UTF-16 is a variable-width Unicode encoding that uses 2 or 4 bytes to represent every Unicode character. It is the native string encoding in JavaScript, Java, C#, and the Windows API (Win32/WinRT). Understanding UTF-16 is essential for working correctly with emoji, historical scripts, and any characters outside the Basic Multilingual Plane.
Basic Structure
UTF-16 encodes characters from the Basic Multilingual Plane (U+0000-U+FFFF) as a single 16-bit code unit (2 bytes). Characters above U+FFFF -- including most emoji and many rare scripts -- require two 16-bit code units called a surrogate pair.
| Code Point Range | Encoding | Bytes |
|---|---|---|
| U+0000 - U+D7FF | Single code unit | 2 |
| U+E000 - U+FFFF | Single code unit | 2 |
| U+10000 - U+10FFFF | Surrogate pair | 4 |
Byte Order
Because UTF-16 uses 2-byte units, the byte order of the system matters. UTF-16 comes in two variants:
- UTF-16 BE (Big-Endian): most significant byte first
- UTF-16 LE (Little-Endian): least significant byte first
A Byte Order Mark (U+FEFF) at the start of a stream indicates which variant is in use. Without a BOM, UTF-16 BE is the assumed default per the Unicode standard.
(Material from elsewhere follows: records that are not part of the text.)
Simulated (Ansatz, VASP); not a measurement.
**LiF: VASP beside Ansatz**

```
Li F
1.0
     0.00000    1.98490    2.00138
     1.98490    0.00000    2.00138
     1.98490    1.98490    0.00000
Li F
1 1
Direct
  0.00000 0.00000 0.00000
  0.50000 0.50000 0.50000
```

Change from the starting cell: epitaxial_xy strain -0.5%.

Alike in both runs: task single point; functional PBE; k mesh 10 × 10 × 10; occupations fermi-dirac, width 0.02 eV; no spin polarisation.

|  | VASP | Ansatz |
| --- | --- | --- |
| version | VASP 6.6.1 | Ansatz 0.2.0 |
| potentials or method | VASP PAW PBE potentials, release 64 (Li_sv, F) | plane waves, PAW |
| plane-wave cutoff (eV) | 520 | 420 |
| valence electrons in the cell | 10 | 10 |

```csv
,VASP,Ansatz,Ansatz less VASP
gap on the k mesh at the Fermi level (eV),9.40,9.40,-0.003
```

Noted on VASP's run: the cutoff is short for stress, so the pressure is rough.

JavaScript Strings Are UTF-16
All JavaScript strings are sequences of UTF-16 code units. This means .length counts code units, not characters:
const emoji = '\uD83D\uDE00'; // U+1F600, encoded as surrogate pair
console.log(emoji.length); // 2, not 1
console.log(emoji.codePointAt(0)); // 128512 (correct code point)
console.log(emoji.charCodeAt(0)); // 55357 (high surrogate)
console.log(emoji.charCodeAt(1)); // 56832 (low surrogate)
// Iterating correctly over code points
for (const char of emoji) {
console.log(char); // logs the emoji once
}
// Spread also handles surrogates correctly
console.log([...emoji].length); // 1
Python and UTF-16
text = '\U0001F600' # emoji
bytes_utf16 = text.encode('utf-16')
print(bytes_utf16) # includes BOM
bytes_utf16le = text.encode('utf-16-le') # no BOM
print(len(bytes_utf16le)) # 4 bytes for one emoji
When to Use UTF-16
UTF-16 is rarely chosen for new file formats or protocols today -- UTF-8 is preferred for web and storage. However, you encounter UTF-16 when working with:
- Windows file paths and APIs: the Win32
Wfunctions (CreateFileW, etc.) use UTF-16 LE - Java
Stringandchar: internally UTF-16;charholds one code unit - JavaScript engine internals: V8 and SpiderMonkey store strings as UTF-16
- Microsoft Office formats:
.docxXML content is UTF-16 in some streams
Common Pitfall: Length Counting
The most frequent UTF-16 bug is treating .length as a character count. For any application that handles emoji or non-BMP text, use [...str].length or Array.from(str).length in JavaScript, or iterate with for...of, to correctly count Unicode code points rather than code units.